The Ghost of Flooding Past, Present, and Future
Harry F. Lins, U.S. Geological Survey
An element of human-enhanced greenhouse theory is that the hydrological cycle will
accelerate. This has led to the hypothesis that extreme events, such as floods and droughts, will
increase in frequency and/or severity. Published studies indicate that precipitation has increased
over the past century, and this increase has been characterized as occurring in “extreme” and
“intense” precipitation. However, empirical studies from North America and Europe find no
evidence of an increase in flood frequency or magnitude during the 20th century, although
increases in low to moderate streamflows have been widely reported. What, then, are the likely
effects of an accelerated hydrological cycle on streamflow in general, and on floods in
particular? This question is considered using data and the published literature with respect to two
issues: What is known about the sensitivity of various return-period floods and annual
precipitation? What is the likely impact of a given percentage change in precipitation on a flow
quantile (e.g., Q100 versus Qmean)? Results indicate that the precipitation sensitivity of mean
streamflow is much greater than that of peak streamflow, and that precipitation sensitivity
decreases as flood return period increases. This suggests that human-induced greenhouse
warming may be more likely to produce noticeable and significant changes in the mean state of
hydrological regimes than in hydrological extremes.

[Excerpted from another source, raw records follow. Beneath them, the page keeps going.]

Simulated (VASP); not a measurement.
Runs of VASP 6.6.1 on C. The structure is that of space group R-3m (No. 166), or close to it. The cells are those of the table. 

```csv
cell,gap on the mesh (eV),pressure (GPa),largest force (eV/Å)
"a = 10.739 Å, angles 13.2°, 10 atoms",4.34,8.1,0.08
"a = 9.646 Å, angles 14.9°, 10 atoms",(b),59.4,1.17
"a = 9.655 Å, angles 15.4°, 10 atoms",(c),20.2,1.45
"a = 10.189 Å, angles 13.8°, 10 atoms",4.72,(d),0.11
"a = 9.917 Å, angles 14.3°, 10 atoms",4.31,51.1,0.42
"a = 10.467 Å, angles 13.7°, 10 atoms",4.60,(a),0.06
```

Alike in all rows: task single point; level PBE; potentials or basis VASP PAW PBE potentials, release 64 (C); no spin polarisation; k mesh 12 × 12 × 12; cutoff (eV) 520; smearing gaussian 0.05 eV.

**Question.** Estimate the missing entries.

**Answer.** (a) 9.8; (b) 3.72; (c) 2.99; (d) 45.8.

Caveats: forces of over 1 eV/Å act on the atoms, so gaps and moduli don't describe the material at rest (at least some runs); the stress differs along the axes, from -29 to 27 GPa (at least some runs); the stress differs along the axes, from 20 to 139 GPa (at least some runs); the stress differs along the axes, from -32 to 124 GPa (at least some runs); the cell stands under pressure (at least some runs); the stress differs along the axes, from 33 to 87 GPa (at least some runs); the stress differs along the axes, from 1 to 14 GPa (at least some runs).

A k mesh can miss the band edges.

Planning for Non-Stationary Extreme Events: Statistical Approaches
Richard M. Vogel, Tufts University
It is no longer possible to consider streamflow and other hydrologic processes as a
stationary process. Nearly all of the methods developed for the planning, management, and
operation of water resource systems assume stationarity of hydrologic processes. Non-
stationarity can result from a myriad of human influences ranging from agricultural and urban
land use modifications, to climate change and water infrastructure. Most previous work in trend
detection associated with extreme events has focused on the influence of climate change, alone.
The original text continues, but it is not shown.